Katatonia: Northern Kings On The Fall Of Hearts
Prog charts Katatonia's journey from death metal to prog, learns their musical influences and finds out if it’s all just doom and gloom in their world.
In progressive terms, 1991 was a pivotal year for extreme music.
While grunge was emerging on both sides of the Atlantic, techno was bringing in a new wave of dance music and the after-effects of hair metal could still be felt, in Scandinavia there was a pocket of bands forming who would have a massive influence on progressive metal. Those bands were Opeth, Enslaved and Katatonia. All three built upon the extreme sonic landscape of their homelands but were also melodic, atmospheric and progressive. Whether they knew it or not, they were spearheading a new approach to black and death metal.

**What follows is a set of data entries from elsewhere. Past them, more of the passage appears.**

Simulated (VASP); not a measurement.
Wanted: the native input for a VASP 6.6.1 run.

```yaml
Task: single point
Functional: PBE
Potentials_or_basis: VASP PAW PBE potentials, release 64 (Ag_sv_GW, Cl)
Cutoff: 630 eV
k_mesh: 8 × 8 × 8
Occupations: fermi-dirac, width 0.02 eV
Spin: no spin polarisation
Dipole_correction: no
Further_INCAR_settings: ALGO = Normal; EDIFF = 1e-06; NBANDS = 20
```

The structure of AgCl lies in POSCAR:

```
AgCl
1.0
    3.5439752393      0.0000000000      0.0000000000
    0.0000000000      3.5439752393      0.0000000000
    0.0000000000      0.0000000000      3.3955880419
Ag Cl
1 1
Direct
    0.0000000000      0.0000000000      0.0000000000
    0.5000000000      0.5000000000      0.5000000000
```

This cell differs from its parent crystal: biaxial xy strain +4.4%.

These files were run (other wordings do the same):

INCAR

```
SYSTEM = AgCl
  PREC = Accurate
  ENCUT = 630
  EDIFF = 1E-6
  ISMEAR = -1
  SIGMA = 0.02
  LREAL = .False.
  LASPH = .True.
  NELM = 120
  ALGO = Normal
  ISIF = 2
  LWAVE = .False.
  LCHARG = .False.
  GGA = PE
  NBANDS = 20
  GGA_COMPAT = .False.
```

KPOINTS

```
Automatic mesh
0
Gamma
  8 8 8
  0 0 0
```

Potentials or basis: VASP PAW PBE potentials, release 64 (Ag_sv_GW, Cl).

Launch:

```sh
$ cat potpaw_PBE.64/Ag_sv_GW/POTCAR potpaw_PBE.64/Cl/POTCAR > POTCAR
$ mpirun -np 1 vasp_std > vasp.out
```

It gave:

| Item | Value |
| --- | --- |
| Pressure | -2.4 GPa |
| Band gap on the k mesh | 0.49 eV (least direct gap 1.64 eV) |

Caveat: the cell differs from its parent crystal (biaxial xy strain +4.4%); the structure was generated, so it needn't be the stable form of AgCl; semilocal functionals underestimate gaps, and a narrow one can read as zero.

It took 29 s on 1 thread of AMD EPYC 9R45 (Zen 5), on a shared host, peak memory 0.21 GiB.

Taking their cue from the UK’s burgeoning doom metal scene and blending it with the visceral attack of black metal bands like their homeland’s Bathory, Sweden’s Katatonia have mastered their musical balance. For the last 10 years in particular, Katatonia have produced some of the most emotively forlorn and yet life-affirming and beautiful sounds that heavy music can offer; and now they have come up with what is probably their most progressive record to date.
It’s shortly before the release of their new album, The Fall Of Hearts, and Prog sits down with founding members Anders Nyström and Jonas Renkse. Nyström is in reminiscent mode, looking back at the band’s origins as we discuss Katatonia’s natural progression over the years.
“At the beginning of the band, this whole gothic, melodic, doomy scene was non-existent here in Sweden,” he explains. “Everyone here was either playing black metal or death metal. We looked to the UK and saw bands like My Dying Bride, Paradise Lost and Anathema who had their own thing going on there. We really identified with those bands so we said, ‘Why don’t we become the fourth band of that genre, but from Sweden?’
“Obviously our roots were with our heritage,” he adds. “But I think what really made Katatonia stand out was that we blended those styles so effectively. All that gothic doomy stuff was blended up with this harsh, Scandinavian black metal edge from Bathory and that’s how Katatonia was born, and it was immediately embraced.”
Self-confessed Paradise Lost fanboys Nyström and Renkse fell in love with the atmospheric vibe that bands of that ilk provided, and they quickly learned how to mimic that sound by experimenting with pedals and adding delay to otherwise standard riffs and hooks.